Belted Galloway
From Golden Howe Farms, UK
*Johnstown Tribune-Democrat
June 13, 2010
as "Co-Worker Giddy Over Galloways"
Copyright © 2010 by Ralph Couey
Written material only
I am a pet person. Like so many others, I have come to enjoy having that cute little furball around the house to greet me excitedly at the door, take me for walks around the neighborhood, and lie quietly beside me as we both gaze hypnotically into the flames of a warm fireplace on a cold winter’s eve. I’ve heard that people with all manner of initials after their names have said that it’s good for humans to have something to take care of because it draws us out of our self-protective shell as well as helping to make us feel needed.
Most of us have settled on dogs and cats, although birds, snakes, gerbils, and iguanas are among the list of creatures we have adopted into our homes and taken into our hearts. Occasionally, you hear of someone who has something creepy like a tarantula, or something scary like a lion, but for the most part, pet people are normal humans.
But last month I realized just how far afield this pet thing can go.
One morning, a co-worker be-bopped into work. She was smiling and laughing, coming close to actually dancing an Irish jig. For a few brief moments, I thought she had won the lottery. But unbidden, she exclaimed, “We got ‘em!”
Got what?
“Our cows!”
My co-worker and her husband own a spread out west (Westmont, actually) called JayRaphie Farms on which they’ve run horses for several years. Those horses have often graced the front page of this newspaper. But now they’ve added a small herd of some of the oddest-looking critters on four legs.
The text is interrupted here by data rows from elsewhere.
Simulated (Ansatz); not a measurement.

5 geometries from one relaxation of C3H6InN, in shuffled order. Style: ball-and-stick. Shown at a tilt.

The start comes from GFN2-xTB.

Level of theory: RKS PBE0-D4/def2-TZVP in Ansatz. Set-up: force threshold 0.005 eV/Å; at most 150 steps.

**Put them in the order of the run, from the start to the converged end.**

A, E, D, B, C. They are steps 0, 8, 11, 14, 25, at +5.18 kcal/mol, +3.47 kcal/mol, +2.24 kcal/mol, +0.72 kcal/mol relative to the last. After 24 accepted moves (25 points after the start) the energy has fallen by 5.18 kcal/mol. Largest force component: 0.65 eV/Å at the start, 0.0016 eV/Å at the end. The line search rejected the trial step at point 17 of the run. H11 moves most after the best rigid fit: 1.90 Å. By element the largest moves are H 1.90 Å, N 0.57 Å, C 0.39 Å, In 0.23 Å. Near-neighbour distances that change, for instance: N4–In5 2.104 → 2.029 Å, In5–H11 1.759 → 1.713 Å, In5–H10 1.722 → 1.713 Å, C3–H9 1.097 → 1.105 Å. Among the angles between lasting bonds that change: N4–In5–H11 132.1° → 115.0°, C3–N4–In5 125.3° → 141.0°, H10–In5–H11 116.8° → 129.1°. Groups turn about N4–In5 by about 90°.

They’re called Belted Galloways. The breed comes from southwest Scotland and was bred to flourish on the relatively poor pasturage of that region. They are naturally polled, and except for their longish hair are perfectly normal cows. Except for their coloration.
Belted Galloways are also known as “Oreo cows.” They have three vertical stripes, black-white-black, mostly so symmetrical that you’d swear they must have been painted. They’re pretty rare around here, although there is a herd across from the Tractor Supply store in Somerset. The news that they were now proud owners of a small herd spread rapidly through the office. People were excited, one person literally jumping up and down in glee.
While I’m always delighted to see people happy, I was still puzzled.
I once worked summers for a man who owned several cattle ranches in western Texas and New Mexico, running Herefords, Angus, Charolais, and Brahmas. It was long hours and hard work but in many ways, the best job I’ve ever had. Out there, cattle are business. You buy them for one of three reasons: Milkin’, eatin’ or breedin.’
But this isn’t Texas or New Mexico; it’s Pennsylvania. And things are just different here.
These two folks are successful business people. They possess the mandatory strength to make decisions and the necessary pragmatism to make sure they’re good decisions. So if one owns a farm and wants to run cattle on that farm, that’s a good, pragmatic business decision.
But the more I listened to her coo over her cows, I began to realize that this wasn’t necessarily a business decision.
These cows had become pets.
I was curious, so one Saturday afternoon, my wife and I jumped on the motorcycle and went for a ride. It was my regular loop, out route 31 to Donegal, up 711 and 271 over Laurel Ridge, and into the Western reaches of Johnstown before returning on 985. But this time, I turned on Fender road and there, right next to the fenceline, stood all thirteen family pets, up close and personal. I looked them over with my New Mexico cattleman’s eye, but the more I looked, the less pragmatic I got. Grudgingly, I had to admit it. They were…well…you know…sorta…okay, cute.
There. I said it.
And I’m not surrendering my Cattlemen’s Association card, either.
“God loves wondrous variety,” as Robin Hood’s Moorish friend once said, so who am I to question a person’s motives with regards to a member of the animal kingdom? After all, we treat our Tweeter like a human child instead of the canine fluffball of uncertain parentage that he is. But having lived with pets my whole life, there’s one aspect of that life that I’m sure the good folks at JayRaphie farms will be spared.
When the lights go out at night, there likely won’t be a Belted Galloway curled up on the foot of their bed.